Bayesian Content Filtering and the Art of Statistical Language Classification
by Jonathan A. Zdziarski
July 2005, 312 pp. ISBN 1-593270-52-6
No Starch Press - www.nostarch.com/endingspam.htm
Zdziarski is the creator of the open source spam filter, DSPAM. As such, he is a vocal proponent of the school of statistical filtering, as popularized by Bayesian filtering. No surprise then that his book focuses on statistical filtering, painting it in its most positive light.
The book's structure is well-thought-out. If a chapter becomes too heavy-going -- and some chapters do go into some hair-raising mathematical detail -- the reader can simply skip forward without much trouble.

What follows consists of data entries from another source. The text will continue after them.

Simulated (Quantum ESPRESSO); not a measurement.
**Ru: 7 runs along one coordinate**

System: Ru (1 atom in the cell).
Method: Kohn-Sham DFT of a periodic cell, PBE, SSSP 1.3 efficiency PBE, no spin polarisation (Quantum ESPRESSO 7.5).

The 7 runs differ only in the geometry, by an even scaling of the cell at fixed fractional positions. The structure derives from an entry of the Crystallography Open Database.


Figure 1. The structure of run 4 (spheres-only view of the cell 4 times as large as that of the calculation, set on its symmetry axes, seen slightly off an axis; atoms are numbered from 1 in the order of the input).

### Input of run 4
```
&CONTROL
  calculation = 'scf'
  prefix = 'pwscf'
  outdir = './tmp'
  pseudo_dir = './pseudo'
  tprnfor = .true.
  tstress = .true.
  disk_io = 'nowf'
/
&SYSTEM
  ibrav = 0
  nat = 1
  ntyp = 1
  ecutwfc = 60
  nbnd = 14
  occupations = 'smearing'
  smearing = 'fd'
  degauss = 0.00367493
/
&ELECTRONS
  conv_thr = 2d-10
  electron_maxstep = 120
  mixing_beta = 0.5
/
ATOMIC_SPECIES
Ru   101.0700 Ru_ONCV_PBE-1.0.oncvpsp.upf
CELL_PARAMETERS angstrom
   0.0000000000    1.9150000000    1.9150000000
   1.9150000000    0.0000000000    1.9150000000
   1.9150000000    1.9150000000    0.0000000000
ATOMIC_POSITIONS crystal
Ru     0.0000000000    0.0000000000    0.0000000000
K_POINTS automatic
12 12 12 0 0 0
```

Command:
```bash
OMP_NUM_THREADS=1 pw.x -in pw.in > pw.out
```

However, Zdziarski makes little or no effort to tackle the issue of false positives. Generally he glosses over the problems caused by legitimate mail being filtered as spam without acknowledging that such "errors" are much more expensive than the error of unfiltered spam. There were also several places in the book where I'd have preferred the editors and proofreader to have done a better job. It was as if they sometimes misunderstood the point that Zdziarski was making and thus obscured it.
Overall, this book is an excellent primer on spam, spammers, and spam fighting, but the casual reader might get indimidated. It shouldn't be relied on to give a complete and balanced look at spam fighting techniques.